What Bees Do In Winter – Part 3: They Try to Stay Warm

Now that it’s getting into late January, most of us living in cooler climes like Canada spend our days bundled up at home, with the heat turned up. In a way, bees do that too.


In the fall, bees busily gather up all the pollen and nectar that they can, in an attempt to make enough honey to feed the entire bee colony over the long, harsh winter. That’s why it’s VERY important for us beekeepers NOT to take an over-excess of honey from the bees in the fall. To do so would jeopardize their survival. In fact, many beekeepers feed their bees in the fall, to try to ensure that the bees have enough honey stores to make it through the winter. Below is a picture of me getting ready to feed our bees. We use the gravity pail method...


Once the temperatures dip to around 5 - 10 degrees Celsius or cooler, the bees give up on foraging for nectar and pollen, and stay in the hive. As the temperatures cool off even more, they gather in the center of the hive and form what’s called (in beekeeping lingo) a “winter cluster”. The winter cluster looks something like the picture below, except it’s formed INSIDE the hive. The bees remain in this configuration for the whole winter long to stay warm, and who is at the center of the cluster? You guessed it… the queen!

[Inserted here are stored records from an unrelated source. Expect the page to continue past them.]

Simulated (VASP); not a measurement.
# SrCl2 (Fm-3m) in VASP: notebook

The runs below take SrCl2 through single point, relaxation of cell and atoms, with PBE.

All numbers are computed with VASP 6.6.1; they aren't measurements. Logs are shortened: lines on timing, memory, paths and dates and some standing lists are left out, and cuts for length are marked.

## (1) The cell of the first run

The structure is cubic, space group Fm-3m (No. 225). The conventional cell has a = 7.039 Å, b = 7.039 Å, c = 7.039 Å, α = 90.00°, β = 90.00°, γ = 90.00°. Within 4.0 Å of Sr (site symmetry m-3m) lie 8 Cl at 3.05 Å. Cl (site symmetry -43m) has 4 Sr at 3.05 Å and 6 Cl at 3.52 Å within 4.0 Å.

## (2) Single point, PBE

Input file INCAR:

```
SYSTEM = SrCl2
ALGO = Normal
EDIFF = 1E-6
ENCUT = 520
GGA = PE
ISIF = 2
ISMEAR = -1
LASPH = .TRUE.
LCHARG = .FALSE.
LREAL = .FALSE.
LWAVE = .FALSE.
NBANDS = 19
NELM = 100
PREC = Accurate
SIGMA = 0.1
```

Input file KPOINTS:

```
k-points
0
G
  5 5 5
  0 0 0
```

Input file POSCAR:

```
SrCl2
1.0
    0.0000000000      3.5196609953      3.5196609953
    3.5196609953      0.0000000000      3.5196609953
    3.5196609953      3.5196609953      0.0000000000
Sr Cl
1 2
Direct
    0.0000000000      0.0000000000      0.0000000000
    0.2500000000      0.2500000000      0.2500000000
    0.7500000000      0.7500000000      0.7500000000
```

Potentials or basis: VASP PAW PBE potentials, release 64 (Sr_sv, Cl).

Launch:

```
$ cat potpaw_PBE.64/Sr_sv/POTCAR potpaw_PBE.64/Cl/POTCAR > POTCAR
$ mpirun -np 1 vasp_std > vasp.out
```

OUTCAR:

In the winter, ALL the bees share the job of looking after the queen, meaning that they all do their parts to help keep her safe and warm. They surround the queen and form a cluster around her with their bodies. They then flutter their wings and shiver, and they do this the whole winter long! Needless to say, all this activity generates a lot of heat in the hive. It can get up to 35 degrees Celsius in there on a cold winter’s day. Also, all the bees in the cluster (except for the queen) constantly change position. That is, the bees on the outside of the cluster slowly make their way to the inside and vice versa, so that no one gets too cold. Incredible, right?!


You might be wondering at this point, “How do they eat their stored honey, if they’re constantly in one big cluster?” Well, the whole cluster moves en masse until they’re covering an area of the honeycomb that’s filled with honey. Then they help themselves!